4. Speaking of parenting issues, this video was a real shot in the arm for me, as a parent, in the last week or so. Rae over at No Wealth But Life shared it, and I meant to write a post on it, but that doesn’t appear to be in the cards, so here you go.
5. Life in the middle has been tough this week. Somebody whose blog I read intermittently made fun of the women who do those uber-evangelical “women, here’s how to treat your husband right” series, and the responses began by being half reasoned, and half ultra-liberal-feminist howls of outrage. I tried a couple of times to moderate the discussion and got roundly ignored as the rhetoric grew steadily uglier. Havne’t been in my inbox this morning to see what hateful gems came in overnight. Disheartening, to say the least.

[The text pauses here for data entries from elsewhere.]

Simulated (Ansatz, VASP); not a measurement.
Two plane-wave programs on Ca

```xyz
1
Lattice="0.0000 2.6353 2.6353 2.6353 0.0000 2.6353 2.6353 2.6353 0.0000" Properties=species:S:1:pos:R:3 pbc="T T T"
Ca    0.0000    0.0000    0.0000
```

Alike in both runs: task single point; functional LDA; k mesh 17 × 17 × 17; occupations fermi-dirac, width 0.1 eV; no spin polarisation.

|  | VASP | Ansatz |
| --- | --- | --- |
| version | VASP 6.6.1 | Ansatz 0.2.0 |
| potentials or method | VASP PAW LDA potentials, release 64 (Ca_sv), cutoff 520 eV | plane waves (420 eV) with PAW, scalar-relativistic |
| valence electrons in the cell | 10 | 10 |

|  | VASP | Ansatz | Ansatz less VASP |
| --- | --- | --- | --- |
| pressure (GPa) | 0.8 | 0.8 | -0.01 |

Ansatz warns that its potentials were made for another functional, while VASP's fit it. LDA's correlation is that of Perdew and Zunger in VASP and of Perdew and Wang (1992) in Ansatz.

6. And writing has been slowing this week…slower, and slower, slower…trouble concentrating, trouble making forward progress, trouble with motivation. I’ve come to the conclusion that it’s not writer’s block, but simple burnout. Temporary, to be sure, but nonetheless…I just need a break. This was what finally made the light dawn for me.
7. So, beginning on Father’s Day, when Christian is off work for a week, I’m going to take some time off too. We’ll see what that looks like, whether I choose to go blogless or just cool it from the “other.” After all, we still have painting to do in the office….
Have a great (hot) weekend, all!

I first read #7 as you considering not blogging at all anymore. On second read it looks as if you’re just talking about a blogging break of a week.
If the first is correct, then oh no. You may not do that. Well, unless you really need to, in which case we’ll be sad but deal.
If the second, then good for you! Enjoy your break if it’s what you need.
Oh, no, if I go blogless it will only be for a week. 🙂 This is my journaling now–the only way I can keep track of my life! LOL. Thanks for the concern, Rae!
Thanks for linking to your “middle” post. I find your take on that interesting. Whenever I read passages in the Gospels on what Jesus says…I guess I have never felt like He ever came from the middle. But maybe that’s my own life-bias shading how I hear it? Hmmm, something to ponder.
Have a great weekend yourself!
Michelle, I hear what you’re saying, and you’re right, Jesus was pretty radical. But OTOH, think of his response to the “Caesar” question. He basically said, “You’re asking the wrong question.” (Radical.) Then he said Caesar gets Caesar’s, and God gets God’s. That’s smack down the middle. He didn’t choose a side. And I think that’s my point–is that choosing to navigate the difficult middle, rather than let the current slam you into one bank or another and just slide along it there, is actually a lot harder, and a lot more radical. Look at the political reality these days–the ridiculous rhetoric coming from both Democrat & Republican–rhetoric that gets nothing accomplished AT ALL. No, I take that back, it confuses people until nobody knows what’s true anymore. It’s much easier for them to place things in black & white terms–us/them, good/bad–but reality is that neither of those political parties is really following the Gospel at all. Because the Gospel lies in the middle. And that’s what is so radical about it.